It’s that time again! Yes, it’s December so it’s time for receiving annual gifts that no one wants: Fruit cakes, holiday sweaters and “news” that Apple has cut iPhone orders.
Writing for the goblin-infested warren of ancient dwarf mines that hides an unspeakable darkness (not a balrog, but a guy who writes about things like how surprisingly tolerable it is to fly economy class, which is demonstrably worse than a balrog) known as Business Insider, Matt Weinberger details the collapse.
“CREDIT SUISSE: Apple’s newest iPhone is underperforming, but a mini iPhone could save the day.” (Tip o’ the antlers to @JonyIveParody.)
Apple is cutting orders for the components to build iPhones because of weak demand for the new iPhone 6s, according to a new report by Credit Suisse.
Right. OK. Sure.
Look, this is not exactly the first time this has happened. It happens around this time of year because Apple ramps up orders for launch in the fall and holiday season and then cuts back on orders for the post-holiday quarter. For some reason, this is shocking every year because analysts and Business Insider writers are like babies and do not remember things exist when they do not see them right in front of their eyes. Also, their heads might be soft. The Macalope has no direct knowledge of that but it seems likely.
But a potential miniature iPhone, rumored to be released early next year, could help boost iPhone sales, Credit Suisse says in the report.
Nobody buys big phones anymore. What everyone wants is little phones. What was Apple thinking making big phones? Who told them to do that?
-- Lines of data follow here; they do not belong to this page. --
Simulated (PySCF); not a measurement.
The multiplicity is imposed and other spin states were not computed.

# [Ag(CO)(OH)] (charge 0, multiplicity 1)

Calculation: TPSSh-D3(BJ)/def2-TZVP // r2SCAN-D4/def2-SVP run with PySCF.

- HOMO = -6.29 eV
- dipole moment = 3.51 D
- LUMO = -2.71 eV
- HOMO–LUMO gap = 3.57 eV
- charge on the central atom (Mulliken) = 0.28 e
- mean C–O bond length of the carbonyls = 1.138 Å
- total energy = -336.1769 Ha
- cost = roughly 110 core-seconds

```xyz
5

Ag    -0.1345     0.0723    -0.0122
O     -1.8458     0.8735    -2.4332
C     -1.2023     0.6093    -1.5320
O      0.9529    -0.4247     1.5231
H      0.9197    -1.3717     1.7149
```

You know, other than Business Insider, over and over again, relentlessly for like years.
What does it mean that there’s “weak demand” for the iPhone 6s?
[It’s] lower than what Wall Street has been expecting…
And Wall Street never gets anything wrong. Other than its estimates and when it gets its estimates wrong that’s Apple’s fault.
Good news, though!
But not all is lost, Credit Suisse says…
Not all is lost. Most is, of course, but not all of it. Some remains. Some small amount. Like maybe the iPod nano business or something. Do they still make iPod Socks?
People who have iPhones tend to keep them, and Apple’s new iPhone installment plan program will put it into the hands of more people than ever before.
Did that imaginary number analysts made up not take that into account? For every positive element about the iPhone you can see, there are probably any number more that Apple’s working on that you can’t see. “Missing” analyst’s estimates is about as meaningful to the iPhone’s performance as missing an episode of Gotham. Just wait another week, there’ll be more weird and nonsensical stuff to absorb your attention.